Five Lahaina families get keys to recovery, serving as a model for future disaster aid

Kahului — Five Lahaina families are stepping into the housing market with “shopping letters” that finally let them make competitive offers on homes, a long-awaited turn from uncertainty to stability after the 2023 fires. It’s exactly the kind of practical, fast-moving help survivors have asked for: assistance that works with the realities of Maui’s housing market and gives displaced families real leverage to buy and stay rooted in their community.

What makes this moment notable is not just the milestone, but the mechanics. The first-time homebuyer assistance is powered by a federal Community Development Block Grant–Disaster Recovery (CDBG-DR) funds, directed to Maui to rebuild homes, infrastructure, and lives. Those dollars are being translated into action through the County’s Ho‘okumu Hou programs, which pair survivor-centered design with the speed needed to compete in a tight market.

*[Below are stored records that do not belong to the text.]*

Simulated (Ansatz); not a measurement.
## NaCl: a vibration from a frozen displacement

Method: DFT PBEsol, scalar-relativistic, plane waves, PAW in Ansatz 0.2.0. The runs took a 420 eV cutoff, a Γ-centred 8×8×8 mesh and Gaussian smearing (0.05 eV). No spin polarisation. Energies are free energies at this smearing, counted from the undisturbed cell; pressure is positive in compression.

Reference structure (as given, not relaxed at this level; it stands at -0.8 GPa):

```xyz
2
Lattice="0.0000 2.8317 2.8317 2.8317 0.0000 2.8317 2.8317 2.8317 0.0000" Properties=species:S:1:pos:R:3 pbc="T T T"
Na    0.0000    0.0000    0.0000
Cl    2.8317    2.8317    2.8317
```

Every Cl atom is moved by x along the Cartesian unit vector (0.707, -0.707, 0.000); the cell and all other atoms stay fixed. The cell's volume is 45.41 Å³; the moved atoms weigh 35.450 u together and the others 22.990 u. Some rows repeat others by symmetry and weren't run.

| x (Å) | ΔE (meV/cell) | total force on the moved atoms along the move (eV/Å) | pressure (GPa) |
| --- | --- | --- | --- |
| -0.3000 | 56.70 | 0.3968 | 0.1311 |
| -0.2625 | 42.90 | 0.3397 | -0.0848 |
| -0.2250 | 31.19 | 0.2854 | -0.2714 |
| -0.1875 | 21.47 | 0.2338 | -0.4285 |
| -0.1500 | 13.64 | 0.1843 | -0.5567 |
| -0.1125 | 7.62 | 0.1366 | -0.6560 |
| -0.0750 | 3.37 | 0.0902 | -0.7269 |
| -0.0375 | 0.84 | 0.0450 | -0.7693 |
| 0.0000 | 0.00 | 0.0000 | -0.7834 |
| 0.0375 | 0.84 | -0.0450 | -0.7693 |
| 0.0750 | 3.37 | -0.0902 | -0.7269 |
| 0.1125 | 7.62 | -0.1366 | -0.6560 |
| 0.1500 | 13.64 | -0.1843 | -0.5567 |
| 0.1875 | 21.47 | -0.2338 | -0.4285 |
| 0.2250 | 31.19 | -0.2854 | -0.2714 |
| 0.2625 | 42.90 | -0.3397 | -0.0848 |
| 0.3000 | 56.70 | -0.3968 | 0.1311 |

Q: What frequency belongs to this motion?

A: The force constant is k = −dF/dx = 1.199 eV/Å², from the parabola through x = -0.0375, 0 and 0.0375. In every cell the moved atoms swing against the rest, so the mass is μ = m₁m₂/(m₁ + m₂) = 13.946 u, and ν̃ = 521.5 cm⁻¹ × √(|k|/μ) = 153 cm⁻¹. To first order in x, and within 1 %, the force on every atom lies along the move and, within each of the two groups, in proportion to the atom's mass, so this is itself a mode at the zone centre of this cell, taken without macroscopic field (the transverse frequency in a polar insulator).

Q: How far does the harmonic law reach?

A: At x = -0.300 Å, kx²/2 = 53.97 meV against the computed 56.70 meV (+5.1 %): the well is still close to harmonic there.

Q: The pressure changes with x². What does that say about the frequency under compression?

Standing up an operation like this from scratch (intake, eligibility, underwriting, compliance, and disbursement) typically takes months. Maui County and its partners in the project mobilized quickly to build and run those systems, helping move the first disbursements out the door so these five families could go from waiting lists to writing offers.

The on-the-ground impact is immediate. For parents juggling long commutes and short-term rentals, a shopping letter is more than paper. It’s a path to permanence near schools, jobs, and extended ‘ohana’. For the broader community, every local family that can buy on the island helps stabilize classrooms, workforces, and cultural life in places that define Maui.

Maui County Mayor Richard Bissen praised the progress of the operation, “Thanks to the incredible work of our County Office of Recovery and CDBG-DR program, we’ve developed innovative pathways like Hoʻokumu Hou to connect survivors with real resources and help them secure a place to call home. Seeing these families take this step brings a deep sense of gratitude and hope for all of us.”

Hawaii News Now captured a first-hand look at the process and what it means for one of the families featured in their piece. Their segment underscores how timely, flexible aid can restore dignity and choice to people who’ve lost so much.

As more applications are processed, this early success offers a blueprint: federal recovery funds aligned to survivor needs, local oversight that keeps the focus on community, and experienced program management to execute at pace. For five families, that formula is already working. Now the task is scaling it so many more can follow.